Monday, Jul. 31, 1950
Mr. Stalin, Meet Mr. Truman
BEHIND CLOSED DOORS (367 pp.]--Ellis M. Zacharias--Putnam ($3.75).
Rear Admiral Ellis M. Zacharias, 60, U.S.N. (ret.), would be the first to agree with his publishers' estimate of him: "America's greatest intelligence expert." His first unblushing bid for the title was Secret Missions (TIME, Dec. 23, 1946), a postwar expose of U.S. naval intelligence in which it didn't take much reading between the lines to guess that Intelligence Officer Zacharias had been a live brain awash among saltwater boneheads.
The admiral's new book, Behind Closed Doors, is boldly subtitled "The Secret History of the Cold War." In spite of side-of-the-mouth assurance that much of this is inside stuff, most of it is available to any Washington newspaperman who can get a few weeks' leave of absence.
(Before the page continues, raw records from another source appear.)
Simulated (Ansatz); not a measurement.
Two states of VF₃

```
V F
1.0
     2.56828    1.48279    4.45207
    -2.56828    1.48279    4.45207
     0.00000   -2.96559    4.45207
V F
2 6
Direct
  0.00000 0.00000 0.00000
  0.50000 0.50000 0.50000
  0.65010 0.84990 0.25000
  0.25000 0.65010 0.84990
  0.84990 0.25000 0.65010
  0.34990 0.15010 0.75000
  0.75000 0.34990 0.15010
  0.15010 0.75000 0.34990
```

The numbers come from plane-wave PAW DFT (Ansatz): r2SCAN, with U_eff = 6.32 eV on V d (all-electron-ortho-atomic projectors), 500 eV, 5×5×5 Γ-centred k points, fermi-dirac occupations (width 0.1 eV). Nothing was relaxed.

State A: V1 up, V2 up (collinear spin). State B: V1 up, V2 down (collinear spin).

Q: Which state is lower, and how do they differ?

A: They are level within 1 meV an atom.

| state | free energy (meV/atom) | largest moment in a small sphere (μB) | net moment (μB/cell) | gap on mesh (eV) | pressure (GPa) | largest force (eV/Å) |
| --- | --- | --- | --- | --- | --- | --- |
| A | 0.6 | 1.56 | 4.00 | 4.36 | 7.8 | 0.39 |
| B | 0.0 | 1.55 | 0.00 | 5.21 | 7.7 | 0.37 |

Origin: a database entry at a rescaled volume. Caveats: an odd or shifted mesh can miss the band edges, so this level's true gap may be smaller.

Like everyone else, Annapolis-trained Zacharias is aware that Russia is committed to world domination, that Stalin is letting his Communist parties throughout the world carry the ball for him, that patterns of conquest have been laid down for most of the world's areas. Unlike most nowadays, he thinks that a Truman-Stalin talk "can settle the grave controversies between the U.S.S.R. and the U.S."
Should such a conference fail, Zacharias offers a list of suggestions which are either pretty obvious or pretty sure to precipitate the hot war he doesn't want, e.g., abrogation of the U.S. peace treaties with satellite Rumania, Bulgaria and Hungary, and establishment of U.S. military control over them if they didn't behave.